Society Magazine

When DRC Becomes a Country Under UN Mandate

Posted on the 08 March 2013 by Therisingcontinent @Ambrosenz

Goma 8 mars 2011 - J Bompengo image“A man can’t ride on your back unless it’s bent.” Dr. Martin Luther King.

People and nations get what they deserve: NATO wanted Libya, and after 8 months of 24/7 bombing, it got what it was after [with the Libyan destruction, Africans lost one of their important supporters for the continent’s unification.]

I would add as well that no one gets what they want without sacrifices, sometime of their own lives. In this last scenario, the outcome only benefits then future generations. That’s the tough fact of life. Some situations even beg unfairness. It might even sound cynical, but the truth is that whatever happens to us, we have our share in it.

Look around and think about it seriously. I am sure you will agree with me at some extent. Only of course, if we reflect on the basis that all human beings everywhere, in different spaces and times, have similar brains and what differentiates them are no more than their respective and particular experiences. Unfortunately, what we generally notice is that those specific circumstances are again the ones which explain present situations and influence immensely future ones.

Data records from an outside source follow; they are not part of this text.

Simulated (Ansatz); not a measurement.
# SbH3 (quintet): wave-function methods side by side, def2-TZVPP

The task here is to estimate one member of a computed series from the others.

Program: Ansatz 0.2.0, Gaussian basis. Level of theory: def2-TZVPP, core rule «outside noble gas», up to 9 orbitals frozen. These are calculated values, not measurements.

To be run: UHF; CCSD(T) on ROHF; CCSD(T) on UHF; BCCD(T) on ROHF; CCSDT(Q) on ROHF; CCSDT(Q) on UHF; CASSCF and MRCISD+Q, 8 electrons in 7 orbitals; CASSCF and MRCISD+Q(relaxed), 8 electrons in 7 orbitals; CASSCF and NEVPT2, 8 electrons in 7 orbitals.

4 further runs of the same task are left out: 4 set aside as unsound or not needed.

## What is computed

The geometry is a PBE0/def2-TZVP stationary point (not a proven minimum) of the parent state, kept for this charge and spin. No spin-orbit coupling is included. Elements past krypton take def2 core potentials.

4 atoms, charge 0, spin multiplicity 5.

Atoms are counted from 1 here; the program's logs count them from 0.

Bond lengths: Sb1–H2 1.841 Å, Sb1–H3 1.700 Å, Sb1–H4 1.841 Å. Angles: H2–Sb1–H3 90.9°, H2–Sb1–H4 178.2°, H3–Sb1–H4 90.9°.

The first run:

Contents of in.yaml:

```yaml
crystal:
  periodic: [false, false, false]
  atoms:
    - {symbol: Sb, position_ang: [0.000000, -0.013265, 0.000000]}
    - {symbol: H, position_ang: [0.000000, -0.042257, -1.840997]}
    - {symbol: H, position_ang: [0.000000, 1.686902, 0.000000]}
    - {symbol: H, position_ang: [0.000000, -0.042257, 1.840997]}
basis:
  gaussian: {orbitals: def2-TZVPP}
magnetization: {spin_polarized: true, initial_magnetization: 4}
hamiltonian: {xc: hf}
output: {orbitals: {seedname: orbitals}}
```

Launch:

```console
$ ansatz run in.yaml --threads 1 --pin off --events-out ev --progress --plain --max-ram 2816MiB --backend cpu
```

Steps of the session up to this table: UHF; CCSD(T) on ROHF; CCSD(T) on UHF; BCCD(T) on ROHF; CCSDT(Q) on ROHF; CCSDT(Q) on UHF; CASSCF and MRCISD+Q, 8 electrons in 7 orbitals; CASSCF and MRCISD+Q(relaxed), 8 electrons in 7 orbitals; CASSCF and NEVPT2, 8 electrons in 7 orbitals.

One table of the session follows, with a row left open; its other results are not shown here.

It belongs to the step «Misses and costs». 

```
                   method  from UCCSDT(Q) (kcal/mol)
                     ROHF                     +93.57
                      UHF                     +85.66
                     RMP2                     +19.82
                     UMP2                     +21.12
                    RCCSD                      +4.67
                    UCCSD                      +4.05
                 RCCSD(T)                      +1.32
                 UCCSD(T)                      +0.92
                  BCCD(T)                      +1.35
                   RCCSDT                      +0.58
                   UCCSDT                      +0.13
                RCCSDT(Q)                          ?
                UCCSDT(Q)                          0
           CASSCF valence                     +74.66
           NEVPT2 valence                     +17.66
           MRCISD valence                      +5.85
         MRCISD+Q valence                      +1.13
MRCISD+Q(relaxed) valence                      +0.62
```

It’s Martin Luther King who said that, “A man can’t ride on your back unless it’s bent.” This statement is critically telling. After the signing of the Peace, Security and Cooperation Framework for the Democratic Republic of the Congo and the Region in Addis Abeba on 24/2/2013, Kambale Musavuli, Spokesperson of Friends of the Congo, asked the following question: “What is the difference between this peace framework and the General Act of the Berlin Conference signed on 26/2/1885?”

For those who might not remember their course of history, during that conference, global powerful nations of the day sat down together in Germany and in front of them a map of Africa and sliced the continent and divided it between themselves without any other consideration than their selfish interests.

The relevance of Musavuli’s question is such that if there is no effective consultation among the victims of what has been signed in Addis Abeba for an active resistance, the understanding and implementation of the peace framework will only consolidate the process started in 2011 with NATO destroying Libya, of effectively recolonising Africa.

That in 1885 an act of systematically colonizing Africa be signed by only Western nations of that time, it is somehow understandable. But it is shameful that in the 21st century another act with similar intentions be signed at the headquarters of the so-called African Union in Addis Abeba, by 11 self-styled African leaders with some pretense of being preoccupied by African interests. I don’t know if their advisers ever read history and learn from it.

At the time of slavery, there were Africans who in their majority vigorously resisted the enslavement of their people. There were others who facilitated the process. What we have witnessed with the signing of the Peace, Security, Cooperation Framework by the African heads of states falls in the last category.

Since the presence of MONUSCO in DRC has transformed the exercise of sovereign functions of a nation, it wouldn’t be wrong to formally acknowledge that the country is today under UN mandate for almost 14 years. A recent discussion among Congolese scholars reveals that MONUSCO involvement in running the country had taken away from nationals the responsibility to safeguard the interests of their people and sovereignty.

Among the last of such examples is an ultimatum that the UN institution has given to the Congolese government to stop the raping of women in Minova by two batallion units. In this particular case, facts might be verifiable and confirmed to be true. What becomes disturbing is that Kinshasa does not deny ex-actions committed by FARDC soldiers or makes any comment. And that confirms almost its nonexistence or weakness.

The events in DRC with the everyday increasing authority of UN to decide on what needs to be done for the country reminds me of another territory on the African continent where its people are the only ones to be still colonized: Saharoui. Whose fault that these people are still colonized: themselves, Moroccans who occupy Western Sahara since 1975 or the UN which does not facilitate effectively its independence. You tell me! In the case of the DRC, as the process of re-colonization is underway, whose fault could it be: Congolese themselves, UN using MONUSCO, Rwanda and Uganda, multinationals? The guess is yours.

What is certain in both the Western Sahara and DRC cases is that people free themselves. Nobody is primarily responsible of somebody else freedom or even their development.